If all good things must come to an end, then by definition all bad things must too, it just seems as though they take a lot longer. As Liverpool finally, mercifully, stagger into the final week of their season battered, bruised and having taken far too many shuddering blows to their collective egos, they can at least rest in the knowledge that it is nearly over.
The final bell will ring at Hull City’s KC Stadium on Sunday, and Liverpool’s nightmare campaign can be put to bed. The club’s staff, players and supporters would probably want to immediately forget about the last nine months, but the harsh lessons that those months have taught them should be remembered for the seasons and the years to come. It should never be allowed to get this bad again. The 2009/10 campaign isn’t going away quietly either. After Saturday afternoon wins for Tottenham and Manchester City, Liverpool’s chances of qualifying for the Champions League – formerly their ‘minimal acceptable requirement’ – were over, and so they would surely have liked a couple of winnable fixtures against fellow mid-table sides with which to wind down their season. How typical of the campaign then, that the fates would send a title-chasing Chelsea to Anfield.
With Manchester United chasing league glory for a 19th time – putting them one ahead of Liverpool – many thought that Anfield would welcome Chelsea with open arms on Sunday, but any notion that the red carpet would be rolled out for the Blues disappeared with the vociferous first minute barracking of the ever popular John Terry, while Didier Drogba’s theatrics received the reception that they usually get at away grounds across the country. Alberto Aquilani – probably the one Red who doesn’t want the season to end – was inches away from giving his side an early lead with a stunning effort, and in truth if Liverpool were going to score at all then it probably had to come in the game’s initial stages, as minds and bodies were still shattered from the heart-breaking Europa League semi-final loss to Atletico Madrid less than 63 hours earlier. Quite how shattered they were was about to become startlingly apparent.
Steven Gerrard hasn’t had much luck with backpasses. He once set up Thierry Henry to win a penalty for France at Euro 2004, and perfectly assisted an Henry goal at Highbury in a Premier League game less than two years later. Clearly not a fan of pantomimes, he often does not know what is behind him, and his pinpoint pass to Drogba was sadly indicative of a campaign in which the Reds have all too frequently shot themselves in the foot. It was an awful mistake, but to believe that it was anything more than that – as some conspiracy theorists are doing – is stupidity of the highest order. No, Gerrard probably doesn’t want Manchester United to win the league, but he’s not going to ruin his reputation by deliberately sabotaging their chances. The people who believe that he would are probably the same people who believe the latest set of scandalous, vile and horrible rumours about the Liverpool captain. They are completely untrue, by the way. Not that that matters to some people.

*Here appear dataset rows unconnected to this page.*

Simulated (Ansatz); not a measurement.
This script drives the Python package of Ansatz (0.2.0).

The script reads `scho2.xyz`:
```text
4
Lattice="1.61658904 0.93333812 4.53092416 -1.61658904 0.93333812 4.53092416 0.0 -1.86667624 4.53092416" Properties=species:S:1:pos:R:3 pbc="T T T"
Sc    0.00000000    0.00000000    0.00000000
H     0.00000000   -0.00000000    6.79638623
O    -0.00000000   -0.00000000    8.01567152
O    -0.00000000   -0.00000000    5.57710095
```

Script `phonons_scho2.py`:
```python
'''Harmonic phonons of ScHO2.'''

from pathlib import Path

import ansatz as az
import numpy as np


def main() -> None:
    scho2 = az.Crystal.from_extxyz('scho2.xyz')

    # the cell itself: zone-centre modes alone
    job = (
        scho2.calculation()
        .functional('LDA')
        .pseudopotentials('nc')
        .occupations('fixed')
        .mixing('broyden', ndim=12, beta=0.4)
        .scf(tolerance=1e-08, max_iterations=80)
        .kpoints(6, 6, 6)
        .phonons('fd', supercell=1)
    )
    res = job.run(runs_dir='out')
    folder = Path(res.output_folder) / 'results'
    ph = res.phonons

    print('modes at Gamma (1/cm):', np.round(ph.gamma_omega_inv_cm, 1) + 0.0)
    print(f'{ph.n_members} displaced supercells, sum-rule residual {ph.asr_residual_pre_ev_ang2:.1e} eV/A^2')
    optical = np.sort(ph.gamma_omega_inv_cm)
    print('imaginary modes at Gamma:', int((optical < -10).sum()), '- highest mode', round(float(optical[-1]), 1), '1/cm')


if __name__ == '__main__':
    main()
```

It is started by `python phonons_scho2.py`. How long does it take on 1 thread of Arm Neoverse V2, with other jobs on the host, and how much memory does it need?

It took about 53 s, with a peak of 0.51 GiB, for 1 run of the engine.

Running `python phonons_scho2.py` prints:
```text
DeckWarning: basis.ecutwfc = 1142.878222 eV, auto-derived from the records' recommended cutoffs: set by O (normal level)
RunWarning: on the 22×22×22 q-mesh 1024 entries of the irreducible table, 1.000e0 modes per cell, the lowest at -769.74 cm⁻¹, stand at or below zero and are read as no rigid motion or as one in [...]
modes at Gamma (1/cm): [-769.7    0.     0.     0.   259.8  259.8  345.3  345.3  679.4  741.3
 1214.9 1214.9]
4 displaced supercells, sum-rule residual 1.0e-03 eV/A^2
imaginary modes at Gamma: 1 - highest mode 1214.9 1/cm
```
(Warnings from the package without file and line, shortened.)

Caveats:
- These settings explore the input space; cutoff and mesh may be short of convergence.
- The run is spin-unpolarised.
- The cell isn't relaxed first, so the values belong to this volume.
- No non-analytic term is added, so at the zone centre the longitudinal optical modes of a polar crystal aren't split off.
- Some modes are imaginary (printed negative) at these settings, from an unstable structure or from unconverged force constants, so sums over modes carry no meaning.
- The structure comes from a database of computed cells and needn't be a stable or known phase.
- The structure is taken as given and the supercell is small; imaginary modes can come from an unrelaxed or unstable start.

Back in the real world, Drogba’s goal had floored the Reds, and in truth there was never likely to be a way back for a dizzied, punch-drunk home side. Chelsea deservedly strolled to a 2-0 win, and look like strolling to a deserved Premier League title next Sunday afternoon. With that in mind, many at Anfield applauded the champions-elect off the pitch – some visiting fans responded by aiming more sick taunts at Gerrard – while for the first time the traditional end of season ‘walkabout’ seemed more about the players thanking the fans than vice versa. The support has been consistent for Liverpool this season, even if little else has. Rafael Benitez was part of that walking party. We’ll talk more about his future next time, but what is clear is that the manager’s reputation in this country has never been lower, but he enjoys a greater standing on the continent.
Also clear was the look on supporters’ faces as they left Anfield on Sunday. It wasn’t one of anger, depression or annoyance, it was more a look of relief. Relief that this most disappointing of seasons is close to concluding, relief that there’s just one more game to go, relief that their nightmare is nearly over. Just one more game – Hull has never looked so good.